Sun’s complaint centers on actions he attributes to World Liberty Financial’s smart contract. He alleges the project froze all of his WLFI tokens, blocked him from voting on governance proposals, and threatened to burn his holdings. Sun further claims the team refused to unfreeze the tokens or restore his rights, which he says left him with no choice but to pursue legal remedies to protect his position as an early investor.
The conflict has intensified in recent weeks, with Sun becoming one of the project’s most vocal critics despite previously being its largest external backer. Sun alleges the WLFI smart contract includes an undisclosed blacklisting function that can freeze or restrict investor tokens. World Liberty Financial responded on X, accusing Sun of making baseless claims and indicating it may pursue legal action.

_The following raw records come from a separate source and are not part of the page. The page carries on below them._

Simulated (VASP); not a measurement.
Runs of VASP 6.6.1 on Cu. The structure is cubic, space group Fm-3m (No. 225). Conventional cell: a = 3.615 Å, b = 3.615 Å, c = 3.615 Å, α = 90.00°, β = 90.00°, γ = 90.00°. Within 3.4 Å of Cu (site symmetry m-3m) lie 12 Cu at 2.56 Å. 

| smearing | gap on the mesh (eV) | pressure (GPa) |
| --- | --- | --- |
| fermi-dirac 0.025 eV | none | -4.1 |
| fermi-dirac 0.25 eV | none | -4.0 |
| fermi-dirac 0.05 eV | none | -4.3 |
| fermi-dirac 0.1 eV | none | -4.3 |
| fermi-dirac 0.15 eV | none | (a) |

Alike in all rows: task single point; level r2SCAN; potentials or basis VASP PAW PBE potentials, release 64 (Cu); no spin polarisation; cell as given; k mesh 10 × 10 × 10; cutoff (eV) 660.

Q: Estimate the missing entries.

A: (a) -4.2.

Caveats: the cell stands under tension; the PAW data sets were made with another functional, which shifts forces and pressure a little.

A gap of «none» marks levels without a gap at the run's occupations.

At the center of the broader dispute is a World Liberty proposal to convert more than 62 billion WLFI tokens from indefinite lockups to fixed vesting schedules. The project said tokens held by participants who do not accept the schedule would remain locked, while still being usable for governance.
Sun criticized the plan, arguing it is an unacceptable approach to governance and imposes unfair restrictions on early investors. He said the proposal effectively leaves non-participants locked indefinitely.
Sun reiterated that he opposes the vesting proposal and wants equal treatment with other early investors. He said the plan includes a two-year cliff followed by a two-year vesting period, with indefinite lockups for those who do not opt in. Sun emphasized that his goal is to receive the same rights and conditions as other early WLFI token recipients.